Previous Exhibitions - Earth, Air, Sky & Water
Earth, Air, Sky & Water by Margaret Harrison
15 July -31October 2006
Two of J.M.W. Turner's greatest pictures of the Lake District are reinterpreted by the internationally acclaimed artist Margaret Harrison in this exhibition at the Wordsworth Trust's 3ºW contemporary art gallery.
One of the original Turners, Morning amongst the Coniston Fells, Cumberland (1798), is on loan to the Wordsworth Trust from the Tate for the duration of the
exhibition, and can be seen in The Solitude of Mountains: Constable and the Lake District.

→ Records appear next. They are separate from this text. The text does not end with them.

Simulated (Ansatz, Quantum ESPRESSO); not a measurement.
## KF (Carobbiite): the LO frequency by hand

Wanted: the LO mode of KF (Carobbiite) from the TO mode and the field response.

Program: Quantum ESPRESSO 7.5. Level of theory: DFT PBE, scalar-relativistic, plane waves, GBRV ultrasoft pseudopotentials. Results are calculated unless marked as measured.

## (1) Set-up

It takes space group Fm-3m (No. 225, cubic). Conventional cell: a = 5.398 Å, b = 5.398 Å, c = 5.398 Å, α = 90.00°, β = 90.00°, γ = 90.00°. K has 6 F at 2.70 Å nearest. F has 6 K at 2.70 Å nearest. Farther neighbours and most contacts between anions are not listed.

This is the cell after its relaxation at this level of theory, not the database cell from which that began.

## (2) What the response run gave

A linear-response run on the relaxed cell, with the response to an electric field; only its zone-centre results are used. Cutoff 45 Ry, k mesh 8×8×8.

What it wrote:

Earth, Air, Sky & Water runs from 16th July to 22nd October as part of the 'Summer of Landscape' at the Wordsworth Trust. Simultaneously, the Wordsworth Museum will hosts the major exhibition of John Constable's paintings and drawings from his Lake District tour in 1806 - The Solitude of Mountains: Constable and the Lake District - placing Turner's work in the context of another great artist of the era.
Harrison said: 'Turner, along with Wordsworth, was amongst the first to recognise and use this dark landscape, with flashes of moving light, illuminating the insides of our minds. We can't see the world that Turner saw, and we don't look at the Turner paintings the way he looked at them; there's a different context and the weight of history. These new paintings, about the place where I grew up, are a personal relationship, both with another artist called 'Turner', and with a place so familiarly represented. The challenge is in simply seeing it, not close to the Industrial Revolution as Turner was, but close to globalisation as it is occurring now.'
A catalogue to accompany the exhibition features essays from Judith Palmer and Pamela Woof, as well as an introduction from David Wilson, the Robert Woof Director of the Wordsworth Trust.
Margaret Harrison is presently Senior Research Professor, Faculty Art and Design, Manchester Metropolitan University, UK. An artist with an international profile, her work is in several important public collections including the Tate, the V&A, Kunsthaus Zurich, the Arts Council of England and the University of California. She lectures and shows her work internationally, mainly in the United States, but also Germany, Holland, Austria, Australia and Canada. She is presently exhibiting at Taxispalais, Innsbruck, Austria (Arbeit/Homeworkers). Harrison's work will also be on show this year at the Beverley Knowles Gallery, London and the Museum of Contemporary Art in Los Angeles.